The speedy striker, who is originally from the Wirral, reflected on some of the brilliant team-mates he played alongside at Liverpool, but declared his best-ever as Phil Foden.
Hardy jokes: “I was in my under-18s and under-23s [at Man City] with Phil Foden. You don’t need to put that on This Is Anfield, that won’t go down too well!”
Sorry, Joe!
Elliott was another player that the forward was impressed by: “When I was there [at Liverpool], he was only 17-odd so we played in the under-23s together, and then obviously he played in the first team as well.
“But he’d do things then you’d be like ‘wow, that was good’, then you’d remember that he’s only 17 and you’re like ‘right, that’s really good’.

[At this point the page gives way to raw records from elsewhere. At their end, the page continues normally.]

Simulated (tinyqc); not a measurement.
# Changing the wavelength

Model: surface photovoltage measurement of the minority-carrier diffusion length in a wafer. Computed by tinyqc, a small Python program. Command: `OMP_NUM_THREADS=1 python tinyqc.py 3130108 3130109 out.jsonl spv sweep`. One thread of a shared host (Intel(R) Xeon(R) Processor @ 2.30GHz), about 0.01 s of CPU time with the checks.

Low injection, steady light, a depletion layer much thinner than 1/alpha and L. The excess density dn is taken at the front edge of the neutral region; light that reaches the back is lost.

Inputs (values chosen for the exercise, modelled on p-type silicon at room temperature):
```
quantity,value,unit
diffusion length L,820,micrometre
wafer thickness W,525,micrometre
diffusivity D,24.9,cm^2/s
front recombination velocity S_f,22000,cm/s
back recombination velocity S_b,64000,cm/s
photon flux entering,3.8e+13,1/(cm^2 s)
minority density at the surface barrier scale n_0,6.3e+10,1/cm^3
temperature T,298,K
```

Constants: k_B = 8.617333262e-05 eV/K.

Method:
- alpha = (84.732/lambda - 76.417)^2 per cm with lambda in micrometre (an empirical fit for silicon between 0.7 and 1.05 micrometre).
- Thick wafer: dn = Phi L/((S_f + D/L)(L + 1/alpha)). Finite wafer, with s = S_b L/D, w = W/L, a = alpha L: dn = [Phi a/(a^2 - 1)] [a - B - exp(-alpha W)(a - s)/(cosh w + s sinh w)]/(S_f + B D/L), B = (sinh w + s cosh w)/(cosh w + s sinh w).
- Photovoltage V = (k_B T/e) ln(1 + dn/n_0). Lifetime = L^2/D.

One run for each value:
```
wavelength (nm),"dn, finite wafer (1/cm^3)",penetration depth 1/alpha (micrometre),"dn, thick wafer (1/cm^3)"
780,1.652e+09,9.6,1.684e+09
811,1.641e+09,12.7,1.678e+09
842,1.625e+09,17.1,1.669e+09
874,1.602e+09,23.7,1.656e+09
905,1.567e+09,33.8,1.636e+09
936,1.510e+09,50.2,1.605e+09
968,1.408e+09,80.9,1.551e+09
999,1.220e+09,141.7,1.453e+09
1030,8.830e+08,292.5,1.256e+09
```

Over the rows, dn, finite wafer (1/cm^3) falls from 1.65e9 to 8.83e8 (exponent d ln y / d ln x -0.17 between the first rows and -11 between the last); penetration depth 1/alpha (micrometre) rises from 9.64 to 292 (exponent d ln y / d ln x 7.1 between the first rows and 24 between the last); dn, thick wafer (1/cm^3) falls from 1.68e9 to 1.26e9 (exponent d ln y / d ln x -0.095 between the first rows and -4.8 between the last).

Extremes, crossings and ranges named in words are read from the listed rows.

“Because, you know, when I was 17 I was doing nothing like that and I don’t think anyone was really.”
Interestingly, Hardy also singled out Tyler Morton for praise.
The young midfielder has spent this season on loan at Blackburn, and Hardy said of his fellow Wirralian: “I think he will [make it], yeah. He should make it in the first team, he could become a regular.
“Just the way he’s so physically fit, he can run and he can cover ground, and technically he’s good as well.”
The attacker also spoke about his experiences with the first-team players and the words of advice that Jurgen Klopp gave him on signing for the club.
“We spoke a bit and then the new academy was built which made the under-23s the same side as the first team,” explains Hardy.
“It was nothing major really, just welcoming me to the club and things and asking a few things about myself, getting to know me a bit and saying good luck for the FA Cup game because he wasn’t there to watch – but he was watching on TV.
“So, I mean, I’m grateful that he wasn’t [there], that he didn’t want to take it, because then I got the opportunity to play!
“It was a really good moment of my career and it’s good that it came so early after I joined Liverpool.”
The former Liverpool man also spoke about how the new training ground in Kirkby has helped better integrate the academy and senior squad.
He noted: “You interact with them more then, because you’re in and around it a bit more and things like that.
“I trained at Melwood a few times and when we moved it got a lot easier to kind of interact with them and train with them kind of things.”
The striker has spent the last few months in the seventh tier of English football, but will return to Accrington Stanley for pre-season with a successful few months of football under his belt at Marine.
On what is next in his career, Hardy said he is doing as well as he can and will see “what comes for next pre-season,” then kick on from there.